While Relentless Studios didn’t set out to make a game that would require the highest of the high-end PCs to run, it will still need a relatively decent machine to play. This pays off somewhat in the game’s style, says Castle.

The team wanted a game that was bright and detailed, and one that showed off the personality of its diverse, animated character roster, which features a broad mix of genders, species and races. Its 10 core playable characters at launch range from Ajonah, a blue-toned, “Avatar”-influenced sharpshooting alien with connections to nature, to the flame-throwing female warrior Summer to the more jovial Rahi, whose robot sidekick seems to always bring a smile to Rahi’s face.

Friendly but deadly robots populate the world of “Crucible.”

Friendly but deadly robots populate the world of “Crucible.”

(Amazon Games)

“We did push the bar to make sure it was something that was really pretty,” says Castle. “That means you have to have a reasonably good machine, something within the last couple years, to play this well. We didn’t go for an oversimplified art style to make the audience much wider. We felt in the free-to-play space a lot of games just hadn’t stepped up when it came to their visual style. That’s not a blanket statement, but the art style is a little more whimsical.”
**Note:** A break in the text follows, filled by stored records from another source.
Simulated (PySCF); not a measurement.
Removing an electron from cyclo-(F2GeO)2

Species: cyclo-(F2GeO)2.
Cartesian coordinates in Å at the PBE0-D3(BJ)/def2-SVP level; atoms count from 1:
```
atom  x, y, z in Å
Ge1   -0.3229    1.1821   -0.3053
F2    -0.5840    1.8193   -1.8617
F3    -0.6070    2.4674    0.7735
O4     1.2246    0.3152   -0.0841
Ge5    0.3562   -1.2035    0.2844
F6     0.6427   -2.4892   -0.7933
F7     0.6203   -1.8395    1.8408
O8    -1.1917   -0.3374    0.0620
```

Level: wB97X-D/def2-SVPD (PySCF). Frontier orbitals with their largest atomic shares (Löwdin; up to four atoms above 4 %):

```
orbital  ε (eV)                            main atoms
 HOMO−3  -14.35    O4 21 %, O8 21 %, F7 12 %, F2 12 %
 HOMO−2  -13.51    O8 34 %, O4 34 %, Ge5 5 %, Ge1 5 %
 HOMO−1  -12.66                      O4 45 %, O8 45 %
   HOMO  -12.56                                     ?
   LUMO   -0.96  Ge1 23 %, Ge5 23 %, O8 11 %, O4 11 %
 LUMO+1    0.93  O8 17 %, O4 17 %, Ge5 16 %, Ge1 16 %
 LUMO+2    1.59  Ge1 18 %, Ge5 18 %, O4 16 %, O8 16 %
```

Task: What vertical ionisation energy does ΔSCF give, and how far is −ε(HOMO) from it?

There will be three separate game modes at launch, and Castle expects the studio to spend about two months before starting “Crucible’s” first proper season, which, like competitors in the space, gives players access to limited time rewards. The game will, like “Fortnite,” take a cosmetic, character-skin approach to monetization, in adding to selling its season passes (950 in-game credits, which equals $9.50).

All of the matches, whether focusing on taking out other teams or capturing the “hearts” of an alien life-form called Hives, can shift as players acquire what the game calls “Essence.” The latter is accrued from completing objectives or battling the environment, allowing players to advance the skill set of the characters.

So while “Crucible’s” modes range from teams of two competing against seven other pairs to be the last group standing to an eight-person versus eight-person match centered on capture and defense, all ask the players to do a mix of environmental exploration. Taking down computer-controlled characters and aliens can be just as vital as harvesting the planet or engaging other players on the opposing team, as Essence will be key to the matches.

“You’re dropped into the game fully armed and with all your abilities so you don’t start in some way where you have run around frantically looking for a pistol or knife,” Castle says. “You start out fully capable, and your character grows during their match. You level up. There are different emergent strategies that happen while you’re playing. It rewards the player who has knowledge and is thinking strategically about play.”